British MPs vote Thursday on whether to seek a Brexit delay, as the chaotic process to end Britain’s near five-decade membership of the EU plunged Britain into deep political crisis.
Embattled Prime Minister Theresa May has agreed to ask for a postponement with just two weeks to go until the March 29 scheduled departure date, but she has warned that unless MPs drop their opposition to her divorce deal, any delay would likely be lengthy.
And she has called for a third vote on her Brexit deal in the next few days after suffering two humiliating defeats in parliament.
In a dramatic and often chaotic few days in the House of Commons, MPs voted on Tuesday to reject May’s deal for a second time, and then, on Wednesday, to reject leaving the EU with no plan.
The pound soared after the “no deal” vote but edged down early Thursday, as Britain could still crash out of the bloc on March 29 unless it agrees an alternative, triggering an economic shock.
May will later ask lawmakers to endorse a delay, and proposes to put her deal back to MPs by next Wednesday to allow her to ask for an extension at an EU summit the following day.
The postponement would be until June 30 if her withdrawal agreement is finally approved.
But if MPs again reject it, May warned the delay could be much longer and could force Britain to take part in European Parliament elections in May.
EU Council chief Donald Tusk said Thursday that it could approve a long postponement, “if the UK finds it necessary to rethink its Brexit strategy and build consensus around it.”
Brexit has become deadlocked in the British parliament, reflecting the deep divisions that remain almost three years after the 2016 referendum which saw Britons narrowly vote to leave the European Union.
This week’s moves in parliament have further entrenched the rifts between the rival camps, both in parliament and in the country at large, with May appearing to lose control of her party and government.
Amid sometimes farcical scenes in parliament on Wednesday, four cabinet members were among 17 Conservative MPs who defied May and failed to vote with the government.
“Chaos reigns” screamed the Daily Mail’s headline, while The Times frontpage thundered “Brexit meltdown”.
Finance minister Philip Hammond conceded “these are very challenging times” but insisted the government was still trying “to build a consensus behind the deal.”

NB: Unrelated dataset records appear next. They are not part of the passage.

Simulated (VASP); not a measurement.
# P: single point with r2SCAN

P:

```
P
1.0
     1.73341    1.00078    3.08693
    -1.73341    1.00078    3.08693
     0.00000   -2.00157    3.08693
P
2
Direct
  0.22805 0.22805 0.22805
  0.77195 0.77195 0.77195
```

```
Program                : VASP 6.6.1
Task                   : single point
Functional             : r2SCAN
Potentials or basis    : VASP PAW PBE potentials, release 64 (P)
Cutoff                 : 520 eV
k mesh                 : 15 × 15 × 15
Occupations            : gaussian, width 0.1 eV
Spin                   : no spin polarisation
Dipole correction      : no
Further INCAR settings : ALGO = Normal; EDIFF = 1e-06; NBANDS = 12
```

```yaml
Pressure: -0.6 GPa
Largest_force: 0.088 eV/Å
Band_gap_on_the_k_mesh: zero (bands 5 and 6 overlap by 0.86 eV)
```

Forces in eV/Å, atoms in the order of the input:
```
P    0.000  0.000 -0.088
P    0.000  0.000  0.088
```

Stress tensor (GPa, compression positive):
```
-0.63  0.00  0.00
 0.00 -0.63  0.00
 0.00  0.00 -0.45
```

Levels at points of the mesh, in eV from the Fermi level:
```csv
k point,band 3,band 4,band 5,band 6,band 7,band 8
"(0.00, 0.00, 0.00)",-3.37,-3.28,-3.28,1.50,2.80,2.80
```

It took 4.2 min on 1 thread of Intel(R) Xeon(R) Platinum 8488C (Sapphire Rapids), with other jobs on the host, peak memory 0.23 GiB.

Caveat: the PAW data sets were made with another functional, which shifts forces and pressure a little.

It is in renewed discussions to win over its influential parliamentary allies the Democratic Unionist Party (DUP) and other hardline Brexiteers, a DUP source told AFP.
“It is clear already that there are colleagues who voted against the deal who are now looking at where the Commons is taking us and are asking themselves… is the deal the best solution,” Hammond told the BBC.
‘Risk of no-deal’
This week’s machinations in parliament come two years after Britain set the clock ticking on its departure from the EU following the referendum.
Business leaders have warned that Britain is “staring down the precipice” if it severes 46 years of ties with its biggest trading partner without a deal.
On Wednesday the government announced a series of measures in case Britain crashes out on March 29, including scrapping tariffs on most imports and not applying checks on the Irish border.
May had hoped that last-minute assurances from EU chiefs on key sticking points in her deal, chiefly the backstop proposal to keep the Irish border open, would get it through parliament.
However, she was torpedoed by legal advice from her Attorney General Geoffrey Cox, who said the changes would not allow Britain to leave the backstop of its own accord.
That raised fears among Brexiteers that the country would be stuck in an indefinite customs union with the EU.
Anti-Brexit supporters have been buoyed by the recent developments, believing that the failure of May’s deal and MPs’ rejection of a no-deal exit brings the country a step closer to a second referendum or to stopping Brexit entirely.
May gave them a boost on Wednesday, telling parliament: “We could leave with the deal which this government has negotiated, but subject to a second referendum, but that would risk no Brexit at all.”